As the subtitle suggests, the strength of this collection lies in how Bioku has unified individual poems into a cohesive story suggesting the poet’s life. While the voice is detached and observational, often making each line a declarative ending in a full stop (“Vanished arrows burn your rind and frame.”) the words themselves offer a raw, sometimes abstracted depiction of encounters with trauma, aggression, body image struggles, and the pains of being a victim of bullying. These verses grapple with the internal battle faced by countless women, torn between lost youth and the burdens of maturity. Spirituality is a recurrent theme—and source of relief—as Bioku constantly seeks deliverance when “Jagged addictions fought zealously for control.” Bioku writes, “I’m weary standing at Your door,” reaching out for faith to be an anchor.

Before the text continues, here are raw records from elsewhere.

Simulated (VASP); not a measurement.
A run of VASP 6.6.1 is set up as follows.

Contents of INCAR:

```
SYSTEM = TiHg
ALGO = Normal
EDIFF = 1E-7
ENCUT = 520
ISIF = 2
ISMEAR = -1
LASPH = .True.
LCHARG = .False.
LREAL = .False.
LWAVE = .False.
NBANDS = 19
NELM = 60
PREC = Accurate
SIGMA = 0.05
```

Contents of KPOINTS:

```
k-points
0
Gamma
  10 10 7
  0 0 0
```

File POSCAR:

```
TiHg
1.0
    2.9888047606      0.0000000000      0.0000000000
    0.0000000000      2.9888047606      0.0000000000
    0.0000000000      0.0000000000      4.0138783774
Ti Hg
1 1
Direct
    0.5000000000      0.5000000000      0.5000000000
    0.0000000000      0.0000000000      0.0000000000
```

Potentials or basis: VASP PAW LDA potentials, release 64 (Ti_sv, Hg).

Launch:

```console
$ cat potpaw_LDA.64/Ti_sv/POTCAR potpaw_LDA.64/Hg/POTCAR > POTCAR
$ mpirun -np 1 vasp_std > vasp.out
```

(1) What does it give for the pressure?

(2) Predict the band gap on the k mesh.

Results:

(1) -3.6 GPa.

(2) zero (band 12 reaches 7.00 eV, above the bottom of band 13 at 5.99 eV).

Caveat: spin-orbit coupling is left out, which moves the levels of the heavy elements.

While the absence of a consistent rhythm in her one-sentence lines can create a sense of disconnection over the course of stanza, the messages—searching, searing—flow. Bioku's phrasing can be ambiguous, yet at its core, this is a love letter, one that chronicles the journey of being lost and dissatisfied in life, finding love in oneself and others, and holding out hope for the future: "But for now, let’s walk through life hand in hand, taking it one stride at a time."
Takeaway: Soul-baring poetry collection of a voyage towards spiritual awakening
Comparable Titles: Dian Tinio's Catastrophes, Lang Leav's Love & Misadventure.